What Is a Financial Plan?

8 minute read time


Establishing a financial plan puts you in the driver's seat of your future. In this article, we'll cover what a financial plan is and the steps you can take to build yours. 

The key to both short- and long-term financial success lies within building a strong financial plan. Yet, 65% of Americans don't have a formal financial plan in place, according to Schwab's Modern Wealth Survey. Many Americans believe financial planning is either too costly, too time-consuming or they don't have enough money to start. We're here to put those rumors to rest: Financial planning is accessible for everyone and very simple to implement with the help of your financial advisor. Here's everything you need to know about financial planning so you can achieve your monetary milestones:

What is a financial plan?

A financial plan is a holistic framework that outlines your financial goals and objectives, along with instructions on how to achieve them. Each financial plan is tailored directly with your needs in mind and should include elements to encompass your entire financial picture — like cash flow, savings, debt and insurance. Financial plans can help you accomplish goals like buying a home, planning for retirement and other long-term financial goals.
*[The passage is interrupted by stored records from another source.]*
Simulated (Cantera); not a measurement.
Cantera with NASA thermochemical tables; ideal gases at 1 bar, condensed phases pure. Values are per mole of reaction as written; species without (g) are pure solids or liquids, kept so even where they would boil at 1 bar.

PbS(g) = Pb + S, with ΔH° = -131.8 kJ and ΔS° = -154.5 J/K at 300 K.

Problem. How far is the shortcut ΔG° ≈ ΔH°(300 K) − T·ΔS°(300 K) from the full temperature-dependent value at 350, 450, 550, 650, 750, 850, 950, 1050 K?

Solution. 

Benefits of a financial plan

  1. Provides goal clarity: A financial plan provides you the full picture when it comes to hitting major milestones. Your financial plan can help you determine if your goals (and timelines) are feasible. Or better yet, if there are larger goals you can achieve.
  2. Helps avoid unnecessary risk: Financial plans should include strategies to manage and mitigate financial risks, like emergency funds and contingency plans. When the unexpected arises, you can lean on your financial plan for answers.
  3. Improves decision-making: A financial plan identifies problems and opportunities early so you can be proactive and take action if needed. It can help you make informed decisions to positively impact your future.
  4. Increases your financial confidence: With a well-thought out, stress‐tested financial plan, you can find the balance between comfort and confidence, which can provide you with some peace of mind.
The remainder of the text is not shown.